Unlike most of the Arab countries and other Islamic nations of the world, Turkey practices politics within a framework of a secular parliamentary representative democratic republic, whereby the Prime Minister of Turkey is the head of government, and of a pluriform multi-party system. Executive power is exercised by the government. Legislative power is vested in both the government and the Grand National Assembly of Turkey. The Judiciary is independent of the executive and the legislature. Its current constitution was adopted on November 7, 1982 after a period of military rule, and enshrines the principle of secularism.

Turkey’s political system is based on a separation of powers. Its constitution is called Anayasa or Constitution.

But it’s that constitution that seems to be under threat, from hardline Islamists of the ruling government itself!

With fears of reversal of the secular nature of their constitution, Turks have started rallying together to fight any assault on the nature and character of the constitution.

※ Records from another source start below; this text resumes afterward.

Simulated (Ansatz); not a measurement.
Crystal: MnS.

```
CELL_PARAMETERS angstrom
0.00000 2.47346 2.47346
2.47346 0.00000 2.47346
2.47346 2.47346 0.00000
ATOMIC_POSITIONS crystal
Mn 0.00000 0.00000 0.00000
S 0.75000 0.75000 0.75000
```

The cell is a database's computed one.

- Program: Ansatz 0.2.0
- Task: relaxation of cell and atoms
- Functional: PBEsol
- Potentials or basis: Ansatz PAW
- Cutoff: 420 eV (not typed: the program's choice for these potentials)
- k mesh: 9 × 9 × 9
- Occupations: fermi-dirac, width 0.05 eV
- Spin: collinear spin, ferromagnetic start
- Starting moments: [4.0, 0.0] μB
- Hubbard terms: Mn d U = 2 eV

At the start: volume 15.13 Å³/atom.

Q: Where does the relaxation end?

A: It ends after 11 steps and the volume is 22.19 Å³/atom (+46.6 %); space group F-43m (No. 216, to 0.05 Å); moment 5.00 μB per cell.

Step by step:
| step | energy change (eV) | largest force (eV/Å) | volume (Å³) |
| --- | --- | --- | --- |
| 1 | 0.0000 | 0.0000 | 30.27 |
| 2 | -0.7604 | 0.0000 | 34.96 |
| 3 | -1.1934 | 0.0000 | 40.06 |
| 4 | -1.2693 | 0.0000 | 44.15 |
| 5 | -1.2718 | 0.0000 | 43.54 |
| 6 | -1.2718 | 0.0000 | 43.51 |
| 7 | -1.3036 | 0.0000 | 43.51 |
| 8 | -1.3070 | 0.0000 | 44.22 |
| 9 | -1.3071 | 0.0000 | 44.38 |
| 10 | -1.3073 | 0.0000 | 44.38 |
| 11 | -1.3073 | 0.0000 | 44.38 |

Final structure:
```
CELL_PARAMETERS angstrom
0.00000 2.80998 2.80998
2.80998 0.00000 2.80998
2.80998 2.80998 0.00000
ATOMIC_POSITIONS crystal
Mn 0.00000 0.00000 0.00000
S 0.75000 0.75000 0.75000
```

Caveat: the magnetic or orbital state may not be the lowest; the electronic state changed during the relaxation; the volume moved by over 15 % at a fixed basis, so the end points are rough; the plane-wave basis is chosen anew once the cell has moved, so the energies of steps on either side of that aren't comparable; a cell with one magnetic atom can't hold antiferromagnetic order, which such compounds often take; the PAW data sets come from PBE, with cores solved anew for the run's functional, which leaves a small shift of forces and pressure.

Cumhuriyet Mitingleri or ‘The Republic Protests’ represents a series of peaceful mass rallies in Turkey that had taken place in 2007. The first one took place in Ankara on 14 April just two days before the start of the presidential election process. The second one took place in Istanbul on 29 April. Third and fourth rallies had taken place consecutively in Manisa and Çanakkale on 5 May. A fifth rally is scheduled to take place on 13 May in İzmir. (League would have gone to press prior to the date)

The April 14 protest rally was one of the largest that Turkey has seen in years. The target of the first protest was the possible presidential candidacy of the current Prime Minister Recep Tayyip Erdoğan (the outcome of which will be determined by the Turkish Grand National Assembly, in which Erdoğan’s Justice and Development Party (AKP) has a healthy majority).

The size of the rallies may be unprecedented for the recent years, but Turkey’s preservation and maintenance of its secular identity has been an issue and source of tension long before the demonstration.

In the past, Erdoğan has spoken out against the active restrictions on wearing the Islamic-style head scarves in government offices and schools, and taken steps to bolster religious institutions. According to the Guardian Unlimited, Erdoğan showed his Islamist nature when he initiated a move in 2004 to criminalize adultery, which eventually failed under intense pressure from the secularist forces in the country and the European Union, which Turkey has been trying to join.

General Yaşar Büyükanıt, chief of the Turkish military, warned against Islamic fundamentalism in October 2006. Prime minister Erdoğan replied, stating that there was no such threat. In a press conference two days prior to the demonstration Büyükanıt stated: “We hope that someone is elected president who is loyal to the principles of the republic — not just in words but in essence.” This statement was widely interpreted as a hint from the General urging Erdoğan not to run!

This is an unique feature of Turkish politics. The secular nature of the country was obtained almost by force by the Turkish army, under the leadership of Mustafa Kemal Attaturk, the father of Turkish nation. And even today, the armed forces are ever vigilant about any attack on that fiber of the constitution.

For once, in one corner of the world, a proactive army is good for the general populace.